Recession in America? 10 questions assessing the threat.

Attention, America: Those headlines about Spanish bank woes and Greek politics matter to you, not just to people across the Atlantic.

Concerns about Europe have already rattled global financial markets. The risk is that an expected recession there could be deepened by a partial breakup of the 17-nation euro currency area. Even heightened expectancy of a breakup could result in a recession jumping "across the pond" to the US.

Meanwhile, growth has cooled in China and India, and things are hardly rosy at home, where jobs numbers are tepid. So is America heading into a recession? Here are answers to 10 questions about that risk.

In a nutshell, what's the risk of a US recession in the next year?

Richard Drew/AP/File
A board at the New York Stock Exchange shows the closing number for the Dow Jones industrial average on June 1.

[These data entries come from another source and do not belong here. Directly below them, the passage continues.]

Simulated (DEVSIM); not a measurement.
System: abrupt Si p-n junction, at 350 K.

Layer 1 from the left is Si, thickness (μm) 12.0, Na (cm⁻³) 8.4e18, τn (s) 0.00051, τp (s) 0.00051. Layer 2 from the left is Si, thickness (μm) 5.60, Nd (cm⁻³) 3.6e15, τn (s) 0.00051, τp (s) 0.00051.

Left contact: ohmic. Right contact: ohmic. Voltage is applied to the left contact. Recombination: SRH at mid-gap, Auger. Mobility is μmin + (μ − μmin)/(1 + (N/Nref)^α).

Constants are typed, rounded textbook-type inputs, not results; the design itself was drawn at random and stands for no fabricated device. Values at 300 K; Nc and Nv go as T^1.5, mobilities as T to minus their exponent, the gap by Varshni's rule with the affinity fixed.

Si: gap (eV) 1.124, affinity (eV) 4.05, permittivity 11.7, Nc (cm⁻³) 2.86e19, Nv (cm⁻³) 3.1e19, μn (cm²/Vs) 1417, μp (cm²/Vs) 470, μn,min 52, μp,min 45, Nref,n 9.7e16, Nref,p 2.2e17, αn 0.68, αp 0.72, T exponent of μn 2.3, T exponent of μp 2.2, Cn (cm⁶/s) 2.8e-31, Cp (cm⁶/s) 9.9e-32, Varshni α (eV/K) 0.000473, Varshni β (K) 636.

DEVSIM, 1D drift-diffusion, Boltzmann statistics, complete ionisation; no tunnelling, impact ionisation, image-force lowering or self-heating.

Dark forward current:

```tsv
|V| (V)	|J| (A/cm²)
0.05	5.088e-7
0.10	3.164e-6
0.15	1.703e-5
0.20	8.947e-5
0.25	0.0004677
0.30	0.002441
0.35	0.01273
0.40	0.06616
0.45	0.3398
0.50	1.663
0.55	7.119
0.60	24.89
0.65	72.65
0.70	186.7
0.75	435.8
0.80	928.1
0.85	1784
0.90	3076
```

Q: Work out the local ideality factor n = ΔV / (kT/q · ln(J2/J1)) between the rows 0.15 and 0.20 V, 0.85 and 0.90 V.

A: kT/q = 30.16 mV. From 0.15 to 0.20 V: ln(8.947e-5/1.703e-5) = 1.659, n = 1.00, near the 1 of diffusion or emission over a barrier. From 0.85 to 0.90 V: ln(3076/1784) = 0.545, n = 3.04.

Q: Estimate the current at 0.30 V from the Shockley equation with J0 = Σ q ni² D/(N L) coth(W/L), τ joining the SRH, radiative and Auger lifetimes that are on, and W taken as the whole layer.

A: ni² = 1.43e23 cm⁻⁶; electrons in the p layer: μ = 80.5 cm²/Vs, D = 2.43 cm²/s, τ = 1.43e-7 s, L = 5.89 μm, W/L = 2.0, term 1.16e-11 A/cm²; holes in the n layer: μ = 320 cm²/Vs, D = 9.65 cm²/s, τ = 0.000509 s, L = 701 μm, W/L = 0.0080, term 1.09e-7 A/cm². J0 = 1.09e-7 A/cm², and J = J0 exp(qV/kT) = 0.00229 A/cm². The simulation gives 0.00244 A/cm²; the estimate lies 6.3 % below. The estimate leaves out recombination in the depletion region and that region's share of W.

The risk of recession is real, but most forecasters don't see it as the likeliest scenario. The United States has some forward momentum. Consumer spending has been rising modestly, the housing market shows some signs of healing, and bank credit conditions have been improving.

So even though the International Monetary Fund (IMF) expects the eurozone to experience a recession in 2012, it has pegged the US economy to grow at a 2.1 percent pace this year and 2.4 percent in 2013.

The big risk is eurozone uncertainty. If things play out badly, with Greece or other nations falling out of the monetary union, the recession there could become deeper and spill over into the global banking system – much like the collapse of Lehman Brothers deepened the financial crisis in 2008.

"Could we have a repeat of the Lehman situation? Very easily," says Tu Packard, a global economist at Moody's Analytics in West Chester, Pa. Global credit could freeze up as bankers and investors feel the fallout.

Like many other forecasters, Ms. Packard isn't expecting that dire outcome. But she says it's a real possibility. And remember, fore-casters weren't expecting the mayhem related to Lehman Brothers, either.